Of course, that’s how they felt about 2013, too.

The Tigers and Dodgers both liked their chances to make the World Series last fall, and the oddsmakers liked the match up too. And if not for stumbles in the Championship Series, Las Vegas might’ve gotten its dream World Series.

The Dodgers had two supremely winnable games in St. Louis in last year’s National League CS, but lost them, so the Cardinals advanced in six games.

The Tigers had a chance to go up 2-0 in Boston in the American League CS, but a bullpen meltdown cost them Game 2, and so the Red Sox won in six.

So, the Tigers and Dodgers went back to the drawing board — and remarkably, both decided to take similar paths. Both already had superior rotations, so they focused on the offense, particularly on getting some speed into the lineup and, thus, becoming more versatile in their ability to win games.

For the Dodgers, it’s been the emergence of Dee Gordon, who, after a winter in which he played in two winter leagues, is on pace to be baseball’s first 80-steal player since Vince Coleman and Rickey Henderson did it in 1988 — the year, in fact, Gordon was born.

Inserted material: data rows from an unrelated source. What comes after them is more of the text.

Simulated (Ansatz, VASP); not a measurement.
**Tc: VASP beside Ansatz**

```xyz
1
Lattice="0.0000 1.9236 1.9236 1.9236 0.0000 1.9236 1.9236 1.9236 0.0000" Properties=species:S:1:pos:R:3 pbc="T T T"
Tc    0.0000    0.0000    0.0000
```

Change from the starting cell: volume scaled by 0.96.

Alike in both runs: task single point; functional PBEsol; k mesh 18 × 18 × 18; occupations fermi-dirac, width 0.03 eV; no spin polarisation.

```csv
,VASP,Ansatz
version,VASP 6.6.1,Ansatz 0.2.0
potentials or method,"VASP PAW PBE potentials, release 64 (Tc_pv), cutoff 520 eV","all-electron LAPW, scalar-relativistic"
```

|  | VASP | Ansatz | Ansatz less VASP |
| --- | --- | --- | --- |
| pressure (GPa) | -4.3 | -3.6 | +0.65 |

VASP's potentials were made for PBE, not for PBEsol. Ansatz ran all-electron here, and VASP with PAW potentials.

The Tigers, meanwhile, went outside for help their, trading the lumbering Prince Fielder for the dynamic Ian Kinsler, and signing Rajai Davis to a modest free-agent contract.

The end result, for both teams, has been two of the better offenses in the game.

That’s just one of the many similarities between these clubs.

They both spend through the nose — the Dodgers are the first major-league team ever to top $200 million in payroll, while the Tigers continue to spend beyond the rational means of a mid-market entity.

They both rely on the strength of their rotation. They both are loaded with stars, the Dodgers with Yasiel Puig (making his first appearance in Detroit), Clayton Kershaw, Zack Greinke, Adrian Gonzalez, Matt Kemp and Hanley Ramirez; the Tigers with Miguel Cabrera, Max Scherzer, Victor Martinez, Anibal Sanchez, Justin Verlander and Torii Hunter.

Heck, the Tigers and Dodgers even find common ground in their warts. While they’ve both played very well on the road, it hasn’t been pretty at home. And both teams need bullpen help. Brian Wilson and Chris Perez haven’t worked out with the Dodgers, and Joe Nathan is a concern with the Tigers.

Interestingly, this is the second time the Tigers and Dodgers will play this year — they split another two-game series in L.A. in April — but they may do battle again on the trade market. They could very well be competing for the same relief help, like Joaquin Benoit, Huston Street, Jason Frasor, Joakim Soria, etc.

“That’s another similarity between these two teams,” said Scott Miller, the national baseball writer for Bleacher Report, and a Metro Detroit native. “They usually live with their rotations, and then things can get a little bit exciting in the seventh, eighth and ninth innings.”

Of course, when things are going right, the Tigers and Dodgers don’t need much relief help.

The Tigers came into the season with what many considered the top rotation in the game, and it’s darn good — with Scherzer, Sanchez, Verlander, the always-progressing Rick Porcello and Drew Smyly. While it’s been good, it’s surprisingly inconsistent too, the big reason why the Tigers have had long stretches of being hot and cold.

The Dodgers came in with the best 1-2 in the game, Kershaw and Greinke, and it’s lived up to the hype — Kershaw with a 36-inning-and-counting scoreless streak (that, sadly, won’t be on the line in Detroit; he’s being held back until Thursday), Greinke pitching like the guy who won the Cy Young in 2009.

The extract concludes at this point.